Transcript from the "Execution of Function Code" Lesson
>> Kyle Simpson: Now we need to turn our attention to executing the code. And to execute the code, we need a little bit more information that I glossed over in that first pass. There is some meta information that gets discovered as we go along, that is not entirely obvious as we go.
[00:00:18] And I skipped over it, but let's go back and fill in that meta information.
>> Kyle Simpson: There's something very important about where a variable shows up. Because where it shows up, the context in which it is used determines how it's going to behave at run time. Remember I said earlier that an identifier can only be in one of two positions.

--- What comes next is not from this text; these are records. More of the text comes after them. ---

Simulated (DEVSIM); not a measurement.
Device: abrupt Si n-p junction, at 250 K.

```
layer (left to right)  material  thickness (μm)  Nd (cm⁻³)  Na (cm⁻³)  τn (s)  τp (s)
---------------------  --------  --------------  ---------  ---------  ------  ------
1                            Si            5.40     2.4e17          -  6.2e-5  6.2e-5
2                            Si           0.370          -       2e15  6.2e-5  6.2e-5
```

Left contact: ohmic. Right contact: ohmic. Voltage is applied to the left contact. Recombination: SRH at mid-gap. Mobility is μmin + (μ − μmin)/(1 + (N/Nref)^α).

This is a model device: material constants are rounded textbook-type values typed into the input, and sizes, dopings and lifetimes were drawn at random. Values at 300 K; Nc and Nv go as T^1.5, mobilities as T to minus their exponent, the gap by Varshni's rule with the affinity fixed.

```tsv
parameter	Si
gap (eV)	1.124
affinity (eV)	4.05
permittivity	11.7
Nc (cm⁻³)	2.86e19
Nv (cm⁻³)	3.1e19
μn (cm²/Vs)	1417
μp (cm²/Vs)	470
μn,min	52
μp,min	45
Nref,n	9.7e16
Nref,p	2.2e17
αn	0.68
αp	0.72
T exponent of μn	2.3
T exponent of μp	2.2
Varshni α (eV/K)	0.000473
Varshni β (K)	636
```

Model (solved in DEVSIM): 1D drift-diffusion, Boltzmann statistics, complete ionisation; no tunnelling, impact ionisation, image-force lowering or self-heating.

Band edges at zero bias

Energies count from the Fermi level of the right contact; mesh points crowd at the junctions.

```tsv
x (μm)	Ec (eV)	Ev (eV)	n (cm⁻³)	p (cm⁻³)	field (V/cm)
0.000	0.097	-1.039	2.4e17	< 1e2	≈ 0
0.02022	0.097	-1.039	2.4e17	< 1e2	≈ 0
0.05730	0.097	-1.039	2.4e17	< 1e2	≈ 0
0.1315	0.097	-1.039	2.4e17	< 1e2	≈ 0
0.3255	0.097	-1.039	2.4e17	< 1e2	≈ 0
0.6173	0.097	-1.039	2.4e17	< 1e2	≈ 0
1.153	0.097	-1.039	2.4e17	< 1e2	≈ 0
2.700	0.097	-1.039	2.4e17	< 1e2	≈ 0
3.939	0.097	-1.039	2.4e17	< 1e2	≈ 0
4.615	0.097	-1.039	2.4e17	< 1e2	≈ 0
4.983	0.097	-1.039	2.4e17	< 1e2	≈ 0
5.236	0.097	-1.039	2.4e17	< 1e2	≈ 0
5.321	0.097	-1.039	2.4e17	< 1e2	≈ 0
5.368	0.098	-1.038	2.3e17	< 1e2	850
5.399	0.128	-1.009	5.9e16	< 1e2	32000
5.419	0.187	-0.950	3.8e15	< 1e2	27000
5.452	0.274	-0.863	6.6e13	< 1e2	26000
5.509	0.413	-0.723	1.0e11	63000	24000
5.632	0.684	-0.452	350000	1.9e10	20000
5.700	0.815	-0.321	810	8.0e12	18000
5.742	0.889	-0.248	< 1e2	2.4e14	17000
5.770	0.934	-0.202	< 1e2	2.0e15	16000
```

[00:00:43] Either it's in a position where we're going to in some way shape a form, extract the value from the variable, or it's gonna be in the position where we're gonna put some value into the variable. Those are really the only two options, okay? And there's a special term for that.
[00:01:01] But the reason that's important is that we're gonna treat that differently at runtime. There'll be different validations on stuff depending on which position it's in. So that information was stored as the compiler was going through. In essence it kind of knew or it stored based upon some meta information.
[00:01:20] It knows for example that the foo on line 4 is on the left hand side of the equals as opposed to being on the right hand side of the equals. It knows what position it's in, and the position matters. If something is on the left hand side of an equals, it's gonna be the target of an assignment.
[00:01:42] If it's on the right hand side of an equals, it's gonna be the source of an assignment. It's gonna be the source value, okay? So in essence we have this question of is it in the left position or the right position? That's basically when a compiler theorist talks about it, one of the things they ask is what position is it in?
[00:02:02] There's different terms for this. I'm old school because I took computer science a long, long time ago. My professor called it LHS and RHS. LHS stands for left-hand side, RHS stands for?
>> Speaker 2: Right-hand side.
>> Kyle Simpson: Yeah, come on, right-hand side, right? Pretty easy. Left-hand side meaning it's the target on assignment, right-hand side meaning it's the source.
[00:02:29] Not always the source of an assignment, but definitely the source, okay? So it might be more helpful to think of target source versus left right, LHS, RHS. It's just my habit to call it LHS, RHS because that's what I learned way back in the day, okay? Some more modern terminology, they'll use L value and R value, or some other kinda.
[00:02:48] Whatever the terms are, you understand it's either the target or it's the source, okay? That's metadata that we need to store with that variable cuz we're gonna treat it differently depending on whether it's a target or a source. So that metadata is stored with the variable. Now, it's time to execute this code.
[00:03:05] And now that we're executing, there are no more var declarations, and there are no more function declarations. We handle that at compile time. Declarations are not a run time thing, we don't need to worry about them. All that's left is the executable code, and technically it's not even in source code for them anymore that we could read.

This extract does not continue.